Adam Driver and Marion Cotillard star in "Annette" on Amazon...

Adam Driver and Marion Cotillard star in "Annette" on Amazon Prime. Credit: Amazon Studios

WHAT "Annette"

WHERE Streaming on Amazon Prime

WHAT IT'S ABOUT "Annette" is a surrealist cinematic rock opera from French director Leos Carax, with songs written by Ron and Russell Mael of the band Sparks.

Should you happen upon the movie while looking for something to watch on Amazon Prime — where it's now streaming — be assured that it'll be unlike anything else around it.

Adam Driver stars as Henry McHenry, a stand-up comedian who marries popular soprano Ann Defrasnoux (Marion Cotillard). They have a child together named Annette, depicted onscreen as an exceptionally creepy marionette.

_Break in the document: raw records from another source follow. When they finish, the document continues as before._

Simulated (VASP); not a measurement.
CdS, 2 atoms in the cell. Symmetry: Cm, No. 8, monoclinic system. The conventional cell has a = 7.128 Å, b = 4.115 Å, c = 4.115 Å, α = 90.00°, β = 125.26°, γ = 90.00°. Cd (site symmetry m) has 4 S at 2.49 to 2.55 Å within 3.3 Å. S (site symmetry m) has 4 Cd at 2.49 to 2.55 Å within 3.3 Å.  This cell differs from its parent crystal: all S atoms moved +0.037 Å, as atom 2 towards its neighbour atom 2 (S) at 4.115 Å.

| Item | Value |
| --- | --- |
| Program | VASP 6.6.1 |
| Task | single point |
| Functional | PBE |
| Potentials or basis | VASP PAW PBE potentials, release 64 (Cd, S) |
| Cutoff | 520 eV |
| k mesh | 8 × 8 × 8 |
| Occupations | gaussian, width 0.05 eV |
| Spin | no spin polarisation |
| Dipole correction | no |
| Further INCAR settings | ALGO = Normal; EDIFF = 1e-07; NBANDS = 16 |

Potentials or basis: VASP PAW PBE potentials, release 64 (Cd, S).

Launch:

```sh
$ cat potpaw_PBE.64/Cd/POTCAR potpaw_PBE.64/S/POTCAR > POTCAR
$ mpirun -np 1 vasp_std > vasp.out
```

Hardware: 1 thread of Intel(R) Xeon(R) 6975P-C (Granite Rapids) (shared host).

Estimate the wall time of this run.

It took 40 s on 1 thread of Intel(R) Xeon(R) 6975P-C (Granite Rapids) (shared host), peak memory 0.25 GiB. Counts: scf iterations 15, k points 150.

Shortly thereafter, their marriage takes a turn for the worse, Henry discovers their infant daughter/nightmarish puppet has a magical signing voice and the movie gets even stranger.

Simon Helberg co-stars, playing a character named The Accompanist, and the actors do almost all of their own singing live.

MY SAY "Annette" is the sort of movie that defies an instantaneous reaction: it is its own unique thing, with actors that are unafraid to fully embrace a sort of fever dream weirdness.

It's hard to know exactly what to make of all this Sturm und Drang as the movie's unfolding, but Carax sure does offer up a spectacle.

The filmmaker indulges heavily in operatic images and super-impositions: characters waltz across the deck of a yacht as big waves are projected in the background. The fourth wall shatters, haunting premonitions take shape and the movie's vision of celebrity culture in Los Angeles plays like something David Lynch might have conjured.

The scope is vast: audiences of hundreds sing and chant in unison; a montage takes Driver and some other characters across the world, while these adventures culminate in a Super Bowl-like event.

Driver steams and smolders — he devours the scenery when his character is onstage in a green robe performing his menacing comedy, and sings as if the words are coming from a foreboding place.

As scripted, his Henry McHenry is miserable and misanthropic and Driver fully embraces that direction. There's no reason to feel for this person, or to care about him in the slightest as he spirals downward, but it's certainly riverting to watch.

Cotillard and Helberg play characters that are, for a lack of a better term, more human, but they're also overshadowed by the star as he tramples across the screen.

Even as the movie makes allusions toward significance, it's not clear that there's actually much below the surface. The picture operates around an obvious central metaphor about show business children — Annette is being manipulated by the adults around her as if she were no more than a puppet.

The other details in its depiction of the vagaries of celebrity and the destructive effect of jealousy and competitiveness on a relationship are not exactly eye-opening either.

But no matter: "Annette" is fun from its first off-kilter moment to the last, a grandiose melodrama in which everyone involved recognizes exactly what the material demands and goes right after it.

BOTTOM LINE If you're a fan of rock operas such as "Tommy" or "Hedwig and the Angry Inch," you won't want to miss "Annette."